Star Trek: Picard’s Prop Master Talks The Process Behind Getting Picard’s Future Just Right

Star Trek: Picard’s Prop Master Talks The Process Behind Getting Picard’s Future Just Right
Old props made new. (Image: CBS)

Star Trek: Picard’s first season had a special opportunity. It was the first, clearest picture of the post-Nemesis future of the Star Trek universe, and as such it had the opportunity to define that world, from both a thematic perspective and an aesthetic one. The aesthetics, in particular, are tricky things: how to balance the old with the new, and find objects and designs to populate the world with that are meaningful and interesting to look at?

That’s a job whose particulars, in regards to the objects of Picard’s future, of a prop master, and the prop master for Picard is a man named Jeff Lombardi. In a great video, Lombardi talks to StarTrek.com about the experience he had working on the first season of the show. He runs down consulting with Sir Patrick Stewart and the Picard creative team on various props and visual designs for the show, and how he worked to help give this future an identity that felt consistent with what came before while still being interesting in its own right.

In the most interesting section of the interview, Lombardi talks about the work they spent on the props used for the Data-like body shown to Picard early in the show. Apparently, rather than recreate new props, Lombardi and the production team sought out the original props used for Data’s body in The Next Generation, an endeavour that required finding and contacting collectors to whom the props had been auctioned off. The body that appears in the show is made of those same props, virtually unedited. The age and decay shown is simply the result of age.

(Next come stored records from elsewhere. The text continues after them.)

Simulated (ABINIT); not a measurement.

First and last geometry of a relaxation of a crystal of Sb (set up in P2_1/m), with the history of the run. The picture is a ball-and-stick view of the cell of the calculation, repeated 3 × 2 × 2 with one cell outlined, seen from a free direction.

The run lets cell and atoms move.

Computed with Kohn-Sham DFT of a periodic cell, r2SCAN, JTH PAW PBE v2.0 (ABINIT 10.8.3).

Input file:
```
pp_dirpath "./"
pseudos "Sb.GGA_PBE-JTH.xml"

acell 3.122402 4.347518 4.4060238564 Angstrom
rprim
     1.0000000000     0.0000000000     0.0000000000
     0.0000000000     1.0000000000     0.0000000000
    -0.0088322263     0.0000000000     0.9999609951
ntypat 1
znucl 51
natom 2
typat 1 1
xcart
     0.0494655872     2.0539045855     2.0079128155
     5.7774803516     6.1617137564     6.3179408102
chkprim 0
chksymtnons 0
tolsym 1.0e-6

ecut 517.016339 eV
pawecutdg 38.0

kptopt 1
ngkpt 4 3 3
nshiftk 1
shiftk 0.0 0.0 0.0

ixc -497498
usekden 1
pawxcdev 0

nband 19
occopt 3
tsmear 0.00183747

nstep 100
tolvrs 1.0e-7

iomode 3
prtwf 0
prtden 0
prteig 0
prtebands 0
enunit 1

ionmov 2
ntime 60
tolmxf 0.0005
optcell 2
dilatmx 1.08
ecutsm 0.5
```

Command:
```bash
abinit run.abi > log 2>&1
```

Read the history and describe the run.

Lombardi also discusses the process of creating the wardrobe and objects used by Picard himself, a process that involved him and the creative team putting together a list of choices and giving Stewart final pick. Which makes sense, as he’s the one who will have to directly interact with them. It’s striking how collaborative the process Lombardi describes is, and what a significant but unsung role the prop work plays in helping actors like Stewart find and embody their characters.

Star Trek: Picard’s first season is available to watch on Amazon Prime Video, and a second season is on its way.